UK inflation slowed to its lowest annual rate since March 2022 last month, making it more likely the Bank of England will raise interest rates by only a quarter of a percentage point next month.
Consumer prices rose 7.9% last month compared with a year ago, down from 8.7% in May, the Office for National Statistics said Wednesday. Economists polled by Reuters had forecast an increase of 8.2%.
“Inflation slowed substantially … driven by drops for motor fuels,” ONS chief economist Grant Fitzner said in a statement.
Core inflation, which strips out volatile food and energy costs and is a better gauge of the underlying trend in prices, came in at 6.9%, down from 7.1% in May, which was the highest rate in 31 years.
Food price inflation also fell, to 17.3% from 18.3% in May, with prices still rising strongly last month compared with a year ago but by less than in May.

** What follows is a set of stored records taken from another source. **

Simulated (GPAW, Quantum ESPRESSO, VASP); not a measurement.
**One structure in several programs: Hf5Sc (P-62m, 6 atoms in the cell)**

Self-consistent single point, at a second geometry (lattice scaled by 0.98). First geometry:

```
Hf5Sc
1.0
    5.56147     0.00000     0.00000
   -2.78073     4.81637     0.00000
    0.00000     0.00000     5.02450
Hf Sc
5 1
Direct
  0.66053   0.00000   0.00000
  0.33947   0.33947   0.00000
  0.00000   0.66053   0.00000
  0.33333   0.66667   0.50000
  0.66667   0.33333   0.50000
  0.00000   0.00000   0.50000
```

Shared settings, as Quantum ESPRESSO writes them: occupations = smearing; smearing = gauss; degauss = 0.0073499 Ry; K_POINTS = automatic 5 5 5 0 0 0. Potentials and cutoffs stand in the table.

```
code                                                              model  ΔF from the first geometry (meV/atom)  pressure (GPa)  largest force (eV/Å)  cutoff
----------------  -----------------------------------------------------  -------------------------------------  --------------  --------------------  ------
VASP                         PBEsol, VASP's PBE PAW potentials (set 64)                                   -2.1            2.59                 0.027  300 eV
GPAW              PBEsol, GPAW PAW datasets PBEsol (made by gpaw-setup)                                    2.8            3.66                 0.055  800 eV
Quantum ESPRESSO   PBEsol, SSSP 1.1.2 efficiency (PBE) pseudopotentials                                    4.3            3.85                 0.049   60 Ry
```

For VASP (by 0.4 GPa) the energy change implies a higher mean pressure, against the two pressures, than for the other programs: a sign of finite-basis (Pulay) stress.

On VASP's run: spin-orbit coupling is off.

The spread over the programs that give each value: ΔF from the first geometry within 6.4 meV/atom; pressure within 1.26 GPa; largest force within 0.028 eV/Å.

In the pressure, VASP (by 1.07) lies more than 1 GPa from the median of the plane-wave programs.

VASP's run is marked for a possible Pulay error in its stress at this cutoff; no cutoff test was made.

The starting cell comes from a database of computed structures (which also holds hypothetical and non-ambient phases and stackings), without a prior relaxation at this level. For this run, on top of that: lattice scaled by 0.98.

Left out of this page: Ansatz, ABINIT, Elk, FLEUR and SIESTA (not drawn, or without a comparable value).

The data will provide some relief to the Bank of England, which has hiked borrowing costs at every meeting since December 2021, taking its benchmark interest rate to 5% last month.
Paul Dales, chief UK economist at Capital Economics, said the slowdown in price rises could “tilt the balance towards” a hike of a quarter of a percentage point rather than half a percentage point, as in June.
Likewise, markets are now forecasting a quarter-point rise to 5.25% when the central bank meets on August 3.
KPMG chief economist Yael Selfin said the fall in core inflation — as well as in services inflation, which includes the cost of things like hotels, haircuts and eating out — “could point to a weakening of underlying inflationary pressures, following a string of increases fueled by strong wage pressures in the labor market.”
Annual services inflation fell to 7.2% in June from 7.4% in May.
Capital Economics forecasts that UK interest rates will peak at 5.5%. “Overall, the UK will probably still have higher rates of inflation than elsewhere for a while yet,” Dales added.
Households, firms still under pressure
For consumers and businesses, there will be little immediate relief.
“Let’s not forget, most prices aren’t falling, they are merely rising at a marginally slower rate,” said Kevin Bright, a pricing expert at McKinsey.
Inflation reached multi-decade highs in the past year, eating into wages as pay increases failed to keep up. At the same time, rising interest rates have made mortgages and other loans more expensive, squeezing household finances and weighing on companies’ profit margins.
More than two million mortgage holders in the United Kingdom are bracing for a sharp increase in their monthly repayments when they are forced to refinance fixed-rate deals this year and next.
And according to estimates by the National Institute of Economic and Social Research, more than a million households are likely to see their savings wiped out by the end of the year due to higher mortgage bills.
The country’s prolonged cost-of-living crisis continues to fuel the worst wave of industrial action for three decades.
Strikes planned by train drivers and airport workers in the coming weeks threaten to cause travel chaos at the start of school summer holidays. The London Underground is expected to be brought to a standstill between July 25-28 due to a walkout by train drivers.
Baggage handlers and ground staff at Gatwick Airport, meanwhile, are due to strike from July 28 to August 1 and from August 4 to August 8.
According to the ONS, the UK economy lost nearly 2.5 million working days to strikes between June and December 2022, the highest since 1989.